Friday, June 26, 2009

Frank's Follies (Cont'd)

INVESTOR'S BUSINESS DAILY | Posted Thursday, June 25, 2009 4:20 PM PT

Mortgage Meltdown: Rep. Barney Frank has yet another bright idea: make it easier to buy condos, even in financially troubled developments. Look for Frank's picture in the dictionary right above the word "chutzpah."


If you were to choose just one member of Congress most to blame for the mortgage meltdown that begat our current financial crisis, it would be the utterly shameless chairman of the House Financial Services Committee.

Though instrumental in causing our housing market to cave, he remains unrepentant — continuing to push for the same failed policies that brought us nearly all our current financial ills.

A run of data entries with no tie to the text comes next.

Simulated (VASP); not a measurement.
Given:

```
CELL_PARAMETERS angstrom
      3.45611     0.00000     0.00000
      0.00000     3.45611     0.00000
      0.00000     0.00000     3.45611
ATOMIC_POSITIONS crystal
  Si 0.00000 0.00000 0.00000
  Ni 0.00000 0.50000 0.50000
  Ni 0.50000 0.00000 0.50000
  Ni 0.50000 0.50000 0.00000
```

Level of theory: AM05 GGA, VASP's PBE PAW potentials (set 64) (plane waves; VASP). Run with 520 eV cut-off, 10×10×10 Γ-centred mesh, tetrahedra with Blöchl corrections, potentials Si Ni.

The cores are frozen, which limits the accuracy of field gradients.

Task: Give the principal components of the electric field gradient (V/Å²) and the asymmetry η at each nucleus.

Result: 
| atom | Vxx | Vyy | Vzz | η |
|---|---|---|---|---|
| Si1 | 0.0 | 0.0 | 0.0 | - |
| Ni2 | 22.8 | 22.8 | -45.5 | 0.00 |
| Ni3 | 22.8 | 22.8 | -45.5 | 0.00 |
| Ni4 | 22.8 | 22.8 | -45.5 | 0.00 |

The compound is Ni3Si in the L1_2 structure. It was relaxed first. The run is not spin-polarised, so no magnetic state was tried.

This week, Frank put forward another dangerous plan, as Reuters noted, "to relax recently tightened standards for mortgages on new condominiums, saying they could threaten the viability of some developments and slow the housing-market recovery."

Here we go again. In his peddling of economically dangerous ideas, Frank seems downright indefatigable — not to mention chronically unable to learn from his past mistakes.

As Frank once said: "The private sector got us into this mess. The government has to get us out of it." This is the political equivalent of the old joke, "I'm from the government and I'm here to help."

In fact, the private sector was a tool used by opportunistic Democrats like Frank to enact their grand social-engineering schemes.

Primary among those was the Community Reinvestment Act, passed with the best of intentions to encourage banks to lend more to low-income, minority and "distressed" neighborhoods.

During the Clinton years, two government-sponsored enterprises — Fannie Mae and Freddie Mac — were enlisted to do the work. The two GSEs loosened the rules under which mortgage lenders could make loans. Even welfare checks and unemployment benefits qualified as "income" for a loan.

The role Fannie and Freddie played was crucial, since they bought loans off private banks and repackaged them for sale to the private sector as secondary securities. By 2006, Fannie and Freddie controlled half of the $12 trillion U.S. mortgage market.

The subprime loan market that Fannie and Freddie encouraged ended up sinking both the U.S. housing market and global financial markets. This is where Frank comes in.

It's safe to say he was Congress' top supporter of Fannie and Freddie, standing athwart nearly all efforts to reform them until it was too late. For the record, here's a brief recent history:

• In 2000, when a bill including tough new oversight for Fannie-Freddie was proposed in Congress, Frank strongly opposed it saying there was "no federal liability there whatsoever." Words that have come back to haunt all Americans.

• In 2002, he denied there were any problems with Fannie or Freddie. "I regard them as great assets," he said then.

• By 2003, President Bush, alarmed at the explosion in GSE lending that created an implicit taxpayer risk, put forward a plan to place Fannie and Freddie under the watchful eye of the Treasury Department and rein them in.

Frank threw a fit, saying: "These two entities . . . are not facing any kind of financial crisis. The more people exaggerate these problems, the more pressure there is on these companies, the less we will see in terms of affordable housing."

• In 2005, Republicans put forth a comprehensive plan, the Federal Housing Enterprise Regulatory Reform Act of 2005. Debate on it lasted well into 2006. In May of that year, Sen. John McCain warned: "If Congress does not act, American taxpayers will continue to be exposed to the enormous risk that Fannie Mae and Freddie Mac pose to the housing market, the overall financial system and the economy as a whole." Prophetic words, as it turns out.

If that bill had passed, the financial meltdown may never have occurred. Unfortunately, it met a Democratic wall of opposition led in the Senate by current Banking Committee Chairman Chris Dodd, and in the House by — who else? — Frank.

Apart from the trillions spent trying to escape the financial crisis, we can also thank Frank and friends for the $200 billion bill they ran up trying to rescue Fannie and Freddie. Heckuva job, Barney.